SUSE doesn't get the ink that Red Hat Enterprise Linux (RHEL) or Canonical Ubuntu does, but it's still a darn fine Linux server distribution. Now, SUSE takes another step forward in the server room and data center with the mid-July release of SUSE Linux Enterprise Server (SLES) 15.
SLES 15 will be available on x86-64, ARM, IBM LinuxONE, POWER, and z Systems in mid-July. So, no matter what your preferred server architecture, SUSE can work with you.
At the same time, SUSE is presenting SLES 15 as a multimodal operating system. And what's that you ask? It's one that integrates cloud-based platforms with enterprise servers, merges containerized development with traditional development, and combines legacy applications with microservices.
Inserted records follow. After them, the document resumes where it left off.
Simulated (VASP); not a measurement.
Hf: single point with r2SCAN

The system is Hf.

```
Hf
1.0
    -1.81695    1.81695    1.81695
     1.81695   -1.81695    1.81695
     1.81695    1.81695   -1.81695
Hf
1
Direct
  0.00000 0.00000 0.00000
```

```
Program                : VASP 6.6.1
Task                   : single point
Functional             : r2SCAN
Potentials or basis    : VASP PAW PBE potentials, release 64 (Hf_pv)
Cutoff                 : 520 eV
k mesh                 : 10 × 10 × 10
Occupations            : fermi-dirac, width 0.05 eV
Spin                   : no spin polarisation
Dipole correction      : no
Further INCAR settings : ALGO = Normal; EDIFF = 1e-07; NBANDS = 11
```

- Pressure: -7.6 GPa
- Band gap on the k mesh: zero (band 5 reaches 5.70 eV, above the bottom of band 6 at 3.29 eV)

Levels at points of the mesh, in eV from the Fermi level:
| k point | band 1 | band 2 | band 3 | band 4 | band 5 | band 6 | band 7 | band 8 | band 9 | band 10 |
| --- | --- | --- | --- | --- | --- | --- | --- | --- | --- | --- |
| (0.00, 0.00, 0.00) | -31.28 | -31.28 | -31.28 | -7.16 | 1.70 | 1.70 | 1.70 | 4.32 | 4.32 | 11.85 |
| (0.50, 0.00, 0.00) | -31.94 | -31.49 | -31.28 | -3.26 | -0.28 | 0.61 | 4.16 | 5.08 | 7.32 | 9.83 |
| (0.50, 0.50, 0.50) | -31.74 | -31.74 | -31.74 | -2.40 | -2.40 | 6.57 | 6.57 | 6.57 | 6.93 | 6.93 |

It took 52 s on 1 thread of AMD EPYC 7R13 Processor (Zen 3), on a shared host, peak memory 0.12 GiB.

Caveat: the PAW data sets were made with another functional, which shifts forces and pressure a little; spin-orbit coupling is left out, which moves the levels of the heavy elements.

SUSE does this in SLES by using a "common code base" to environments. You then add the appropriate modules for your purpose.
Some of this is just rebranding. For example, SUSE Linux Enterprise Desktop (SLED) is made up, as before, with the core legacy code base with the desktop code base. But it's more than that. For microservices, for example, you use the legacy code base with SUSE Container as a Service (CaaS) Platform, and for a private cloud you add in the SUSE OpenStack Cloud. Using this approach, you can also easily deploy SLES on both your in-house servers and software-defined infrastructure such as the Amazon Web Services (AWS), Google Cloud Platform, and/or Microsoft Azure using the SUSE Linux Enterprise Bring-Your-Own-Subscription (BYOS) programs.
In addition, there are two other SLES versions. The first of these, SLE High Performance Computing 15, addresses the growing needs of the HPC market with a comprehensive set of supported tools for both x86 and ARM architectures. This includes the slurm workload manager; your choice of mrsh, pdsh, and/or conman for cluster management; and ganglia for performance monitoring.
Then there's SLES for SAP Applications. This edition includes non-volatile dual in-line memory module (NVDIMM) support for disk-less databases and enhanced high availability features for IBM Power Systems. A new feature, "workload memory protection," provides an open source-based, more-scalable solution to sustain high performance levels for SAP applications.
Put it all together and what SUSE is trying to do is create a Linux not just for servers and traditional IT roles, but for DevOps and continuous integration and development (CI/CD) as well.
Thomas Di Giacomo, SUSE CTO, explained, "As organizations around the world transform their enterprise systems to embrace modern and agile technologies, multiple infrastructures for different workloads and applications are needed. This often means integrating cloud-based platforms into enterprise systems, merging containerized development with traditional development, or combining legacy applications with microservices. To bridge traditional and software-defined infrastructure, SUSE has built a multimodal operating system -- SUSE Linux Enterprise 15."
SUSE is on to something. Stephen Belanger, IDC's senior research analyst for Computing Platforms, wrote, "Linux has become a preferred platform for the cloud and for modern cloud-native application development. It has also gained stature as a preferred development platform for most ISVs. Today Linux is widely used for hosting traditional as well as next-generation applications across bare-metal, virtual, and container-based delivery methods. SUSE Linux Enterprise comes out at the top for SAP applications, mainframes, high-performance computing, and other key Linux enterprise-centric use cases."
Finally, SUSE is also releasing the latest version of its SUSE Manager. In this edition, the program builds on its native server management skills by adding new features so you can use the same console to IoT, cloud, and Kubernetes-based container infrastructures. With SUSE Manager 3.2, SUSE promises you can manage everything from your Raspberry Pi-based Internet of Things (IoT) devices to the SUSE CaaS Platform and back again.
If you want a bridge between your old-school IT servers to the 21st century's clouds, containers, and orchestration, you must check out SUSE's new family of operating systems. You'll be glad you did.